I may be all over BB creams that include SPF 35 or higher, but I'm fully aware the formulas I use contain chemical sunscreens, which protect only for a couple of hours. If I apply at 7 am, by the time lunchtime rolls around, I know better than to sit on a sunny park bench with my Jenny Craig lunchable without re-applying sunscreen. But how do I do that over makeup??
Beef up the UV protection before lunch with mineral powder SPF. They're pressed or loose powders that contain mineral or physical sunscreens titanium dioxide and zinc oxide. I mentioned one -- Colorescience Sunforgettable SPF 30 ($50) -- in this post about applying skincare and SPF in the right order.
The FDA jury may still be out on the protection levels of powder SPF vs creams -- when the US sunscreen rules changed last year, the FDA was interested in supporting data. In the meantime, powder sunscreen is better than none.
My favourite story: Last year when I met Liz R, I found out she did not regularly wear UV protection. She just couldn't get into the extra step or how it felt on her skin. But she loves makeup. Loves it. So I mentioned Éminence Organic Sun Defense SPF 30 ($58), which, like Colorescience, comes in a click-wand with a built-in brush, and in several shades. "You can dust it all over your face like setting powder before you go out," I told her. Magic words, it turns out -- Liz emailed me a few weeks later to tell me she was a total convert; having a makeup-like product was her SPF key. Yay!
The thing is that SPF 30 mineral-powder sunscreens aren't widely accessible. Most are available at specialty stores or salons. Sure, some mineral-powder foundations have an SPF, usually around 15 or lower. But I like more protection, thank you, at least a 30.
UPDATE:Peter Thomas Roth Instant Mineral Powder SPF 45 ($30, sephora.ca) is available online to Canadians (it's not in Canadian Sephora stores -- *shrug*).
An SPF 30 pressed mineral powder is also available at the drugstore, believe it or not. Physicians Formula Mineral Wear Talc Free Airbrushed Pressed Powder ($19.99) may not declare the SPF 30 on the Canadian label (until the DIN comes through), but it's there, available in two shades, Translucent and Creamy Natural (if only it came in darker shades too -- pester the company about it via @PFCosmetics). The powder also contains antioxidants from chamomile, ginseng, ginko biloba and green tea, and comes with a modified kabuki-inspired brush that fits neatly in the bottom of the compact. (According to the company, a light dusting should achieve the full SPF 30 level of protection.)

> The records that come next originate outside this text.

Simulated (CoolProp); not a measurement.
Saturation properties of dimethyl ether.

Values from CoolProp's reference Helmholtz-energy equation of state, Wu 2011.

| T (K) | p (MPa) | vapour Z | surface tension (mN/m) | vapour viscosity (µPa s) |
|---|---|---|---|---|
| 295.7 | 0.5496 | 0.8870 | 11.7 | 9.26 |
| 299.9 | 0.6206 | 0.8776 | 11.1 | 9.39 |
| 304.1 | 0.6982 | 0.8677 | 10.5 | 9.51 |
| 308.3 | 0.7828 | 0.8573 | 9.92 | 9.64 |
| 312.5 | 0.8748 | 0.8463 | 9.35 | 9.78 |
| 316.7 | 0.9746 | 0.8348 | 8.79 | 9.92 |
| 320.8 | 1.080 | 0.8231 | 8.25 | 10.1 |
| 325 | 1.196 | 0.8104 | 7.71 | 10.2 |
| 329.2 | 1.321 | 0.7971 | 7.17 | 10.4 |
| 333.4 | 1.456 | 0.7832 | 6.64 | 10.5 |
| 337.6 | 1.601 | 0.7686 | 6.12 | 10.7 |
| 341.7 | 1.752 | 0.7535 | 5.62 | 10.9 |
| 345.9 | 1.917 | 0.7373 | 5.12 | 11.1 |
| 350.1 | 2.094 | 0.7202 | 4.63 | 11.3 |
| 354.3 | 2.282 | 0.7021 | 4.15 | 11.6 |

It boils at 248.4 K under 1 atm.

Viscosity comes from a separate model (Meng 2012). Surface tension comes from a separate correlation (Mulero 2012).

I'm a big fan of the Éminence powder SPF in particular. The built-in brush makes it an easy member of my back-of-the-cab makeup kit, and it comes in five or six shades. Bonus? Mineral/physical sunscreens -- titanium dioxide and zinc oxide -- don't break down as easily as chemical types when exposed to the sun, so you get longer protection time. (You do, however, have to be careful not to rub it off.)
UPDATE: According to Eminence Organics, the company that makes Eminence powder SPF, you need to set the mineral powder on your face with a hydrating spray in order to make the mineral particles knit together to form a proper shield against UVA and UVB. They recommend their Eminence Stone Crop hydrating mist.
Do you use a mineral-powder SPF? What's your go-to brand? And actually, have you ever come across a mineral powder foundation with SPF 30 -- or higher?
Physicians Formula is available at drugstores and mass retailers. Éminence Organics Sun Defense powder SPF is available via eminenceorganicscanada.ca. Colorescience Sunforgettable is available via essentialdayspa.com.